There was no way to understand then exactly why 2006
would turn out to be a bad year for Democrats to not
have a strong statewide ticket in place.
From the half-full glass perspective, the Democrats'
game plan was a success as their candidates unseated
Republican state House incumbents in Dallas, Arlington,
Houston and Corpus Christi while claiming an open Austin
seat that the GOP has controlled for the past 16 years.

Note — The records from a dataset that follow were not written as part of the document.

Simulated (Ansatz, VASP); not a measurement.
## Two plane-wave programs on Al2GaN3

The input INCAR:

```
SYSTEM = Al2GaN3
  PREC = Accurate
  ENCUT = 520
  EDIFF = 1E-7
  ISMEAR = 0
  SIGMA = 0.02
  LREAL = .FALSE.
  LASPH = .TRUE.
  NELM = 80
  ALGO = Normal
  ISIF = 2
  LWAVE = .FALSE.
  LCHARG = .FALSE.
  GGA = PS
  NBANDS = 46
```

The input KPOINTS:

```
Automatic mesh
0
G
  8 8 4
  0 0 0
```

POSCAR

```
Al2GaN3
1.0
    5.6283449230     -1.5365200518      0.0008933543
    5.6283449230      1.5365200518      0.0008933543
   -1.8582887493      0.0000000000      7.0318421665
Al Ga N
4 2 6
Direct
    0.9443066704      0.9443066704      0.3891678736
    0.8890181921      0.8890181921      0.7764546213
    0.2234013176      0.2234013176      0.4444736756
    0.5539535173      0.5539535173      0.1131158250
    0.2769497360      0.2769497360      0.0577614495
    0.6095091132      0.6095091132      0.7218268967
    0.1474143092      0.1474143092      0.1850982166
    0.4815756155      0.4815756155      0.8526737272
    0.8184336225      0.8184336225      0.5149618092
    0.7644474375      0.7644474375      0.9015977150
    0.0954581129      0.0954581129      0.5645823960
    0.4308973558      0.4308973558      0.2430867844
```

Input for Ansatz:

The Democrats also kept Republicans at bay in a West
Texas district that was supposed to be a slam-dunk once
Pete Laney decided to step down. Nick Lampson exacted
revenge by seizing the congressional seat that redistricting
mastermind Tom DeLay held until he dropped out of the
U.S. House under a cloud of criminal charges and folded
his re-election campaign when it was too late for the
GOP to replace him on the ballot.
On paper, Democrats who care about more than just the
governor's race were big winners in the general election
this week with impressive victories by State Reps.-elect
Ellen Cohen, Juan Garcia, Paula Hightower-Pierson and
Allen Vaught in battles with Republican incumbents and
hard-fought wins by Valinda Bolton, Joe Heflin and Joe
Farias in races for open House seats. With help from
the king of Republican contributors - Houston home builder
Bob Perry - a handful of rural House Democrats who have
their own political action committee were re-elected
by wider margins than they were in 2004. State Rep.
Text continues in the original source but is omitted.